Local Guide: Half-Day in Baton Rouge, LA

Updated: Mar 16

Some of the best things to do with four hours in Baton Rouge, Louisiana.



Street art of black and white fleur de lis in downtown Baton Rouge
Street art leads the way in downtown Baton Rouge.

If you're driving through Baton Rouge, Louisiana, plan some extra time and leave the highway. There are more than a few things to see, and ideally, you would have more than a few hours to see them! But even as a pit stop on a road trip from Dallas to New Orleans or somewhere else, you can enjoy art, history and great food in this capital city along the mighty Mississippi.


We recently had some time to spend in Baton Rouge, Louisiana, and here are our favorite local finds that you won't see anywhere else.


A Half-Day Guide to Baton Rouge


A half day in Baton Rouge is just enough time to hit some of the city's high points, sampling its local history, culture and food. If you're new to Louisiana travel, Baton Rouge is an excellent place to start exploring the Pelican State. The Louisiana state capital and political center, it's home to two prominent capitol buildings; a thriving college and university system and a vibrant city center. The busy Mississippi River waterway flows past downtown, with a riverfront and levee path for optimal viewing.
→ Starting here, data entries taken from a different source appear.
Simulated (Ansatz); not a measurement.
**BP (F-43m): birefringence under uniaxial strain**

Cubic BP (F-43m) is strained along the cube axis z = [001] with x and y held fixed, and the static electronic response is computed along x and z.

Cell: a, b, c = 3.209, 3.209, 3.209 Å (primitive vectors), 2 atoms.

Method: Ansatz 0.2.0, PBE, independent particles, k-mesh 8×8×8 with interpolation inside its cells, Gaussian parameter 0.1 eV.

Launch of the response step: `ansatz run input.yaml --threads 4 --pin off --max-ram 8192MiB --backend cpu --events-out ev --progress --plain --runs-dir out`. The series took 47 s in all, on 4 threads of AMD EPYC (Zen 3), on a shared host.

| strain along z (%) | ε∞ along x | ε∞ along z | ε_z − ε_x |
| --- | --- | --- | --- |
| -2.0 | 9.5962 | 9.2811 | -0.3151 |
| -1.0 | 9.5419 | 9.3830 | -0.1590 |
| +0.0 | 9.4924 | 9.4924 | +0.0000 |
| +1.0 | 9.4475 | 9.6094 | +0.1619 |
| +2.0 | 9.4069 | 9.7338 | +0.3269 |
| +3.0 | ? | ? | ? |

Baton Rouge History: Old Capitol Building

Arts & Culture in Baton Rouge

Where to Eat in Baton Rouge

Baton Rouge Travel Planner


 

Exploring Baton Rouge History


Baton Rouge, or "red stick" in French has been the state capital of Louisiana since 1849, with a rich history and French and Spanish influences. Baton Rouge state business is currently carried out at its modern capital or Capitole de l'État de Louisiane, which also happens to be America's tallist capitol building at 460 feet. But if you have limited time in Baton Rouge, Louisiana's Old State Capitol is truly unique.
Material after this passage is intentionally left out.